Survivor recap: San Juan del Sur' recap: Blast from the past
John Rocker’s infamous words from yesteryear come back to haunt him, and lead to an early exit from the game.
Hey, guys, we’ll get to John Rocker’s implosion on the latest Survivor, but before we do, I’m sorry to say that I’ve had to sell some additional advertising in these here Survivor recaps just to keep things afloat, so bear with me while we pause for this quick commercial message from CBS…
Next Wednesday, on America’s Most Watched Network, the tribe has spoken, and the word is… HILARITY! That’s right, get ready for the debut of the next great sitcom, SPOONIN’! From executive producers Chuck Lorre and Mark Burnett comes the story of one Louisiana firefighter and one homosexual New Yorker—trapped together on a deserted island. Oh, they’ll have a gay old time alright, but will these two fish out of water be able to catch any fish? Keith Nale and Josh Canfield star in a side-splitting tale of survival, stereotypes, and, yes, spoonin! Tune in Wednesday night for the premiere episode as Keith and Josh adopt a new pet—a sassy wisecracking snail named Lester. Can these three misfits stay alive… without managing to kill one another? You’ll have to tune in to find out. But don’t take our word for it. Critics from coast to coast can’t get enough SPOONIN’.
“So, I popped in my advance screener for SPOONIN’…” lauds TV Guide.
“It is a comedy that takes place on an island…” marvels USA Today.
“SPOONIN’ airs on Wednesday nights…” raves Entertainment Weekly.
“If there are any guys on SPOONIN’, I will knock their teeth out,” says John Rocker.
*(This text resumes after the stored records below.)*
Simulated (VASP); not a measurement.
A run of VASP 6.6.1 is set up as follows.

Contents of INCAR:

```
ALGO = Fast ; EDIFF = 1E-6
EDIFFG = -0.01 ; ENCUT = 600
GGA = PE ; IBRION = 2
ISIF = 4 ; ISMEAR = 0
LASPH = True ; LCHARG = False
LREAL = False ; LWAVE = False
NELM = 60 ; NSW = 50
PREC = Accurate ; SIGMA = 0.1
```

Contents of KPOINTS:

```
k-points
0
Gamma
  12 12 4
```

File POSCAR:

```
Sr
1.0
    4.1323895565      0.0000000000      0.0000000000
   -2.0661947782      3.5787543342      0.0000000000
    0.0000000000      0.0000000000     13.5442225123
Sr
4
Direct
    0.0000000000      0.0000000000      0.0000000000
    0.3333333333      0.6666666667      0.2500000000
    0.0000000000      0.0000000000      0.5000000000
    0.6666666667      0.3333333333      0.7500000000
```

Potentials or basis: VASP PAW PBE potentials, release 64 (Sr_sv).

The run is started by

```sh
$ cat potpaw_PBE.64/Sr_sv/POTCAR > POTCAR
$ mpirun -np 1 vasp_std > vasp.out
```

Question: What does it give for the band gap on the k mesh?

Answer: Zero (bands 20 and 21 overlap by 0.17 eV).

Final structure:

Yes, it is universal acclaim for what it shaping up to be America’s next great sitcom. Two urns. One clue. A million laughs. It’s SPOONIN’!
We now return you to your regularly scheduled Survivor recap…
Whoops, hold on for one more second real quick. Sorry, just had to set the ol’ DVR. (I wasn’t sold on that show until I heard about that sassy wisecracking snail. I bet he gets all the laughs.) Anyhoo, let’s recap another exciting installment of Survivor, or, as I like to call it: Revenge of the 7 Train.
Back at Coyopa after the vote, Josh is at the center of the action. Baylor is now skeptical of her island BFF saying she “doesn’t trust anyone but will still work with anyone,” which pretty much sums up the feelings of every player that has ever played this game. Meanwhile, Josh confesses to Rocker that he flipped his vote while telling us he was tipped off after watching John sneak off with Val. Eyes are always upon you.
Over at Hunahpu—and I have to say I really am not feeling these tribe names—Drew is either going three levels deep with Leonardo DiCaprio and Tom Hardy for Inception 2, or he’s just lazy. Either way, the guy is residing in Napsville as he stacks some island Zzzzzs in the shelter. Workaholic Keith doesn’t like what he sees and says he can’t say on camera what he’d do to his son Wes if he slept that much. In comments that can’t help but feel a little cringeworthy in the wake of the whole Adrian Peterson thing, Keith informs us that, “We still spank, we still whoop, whatever you want to call it, in the South.”
Well, let’s see if Keith can spank and whoop Wes in the next reward challenge. But first, Jeremy has something to say at “Hero Arena” when he sees his wife Val is gone. Jeremy expresses frustration, leading Rocker to do the dumbest thing imaginable and apologize for not keeping her safe. Yes, John Rocker actually apologized for something, and no, I don’t think he should have. Because the votes he needs to worry about are the people on his own tribe, and by admitting that he tried to save Val and kept this all a secret from the others—well, why would they trust him after that? This guy really has no clue how to play this game.
NEXT: Jeremy strikes back
As for the challenge, it involves racing across a wobbly beam while transferring wooden squares from one end to the other. First to get all six squares over wins either comfort in the form of a hammock, tarp, mattress, pillows and blankets, or the fishing gear that Hunahpu gave up for flint last time. Wes volunteers to play, saying that his dad won’t be any good at it. (Hmmm, revenge for all those spankings and whoopings, perhaps?) He’s kinda right as he scores Coyopa’s first ever challenge victory in a contest that unfortunately lacks much drama because only one square falls along the way. So it kind of just turns into two dudes moving back and forth for a while.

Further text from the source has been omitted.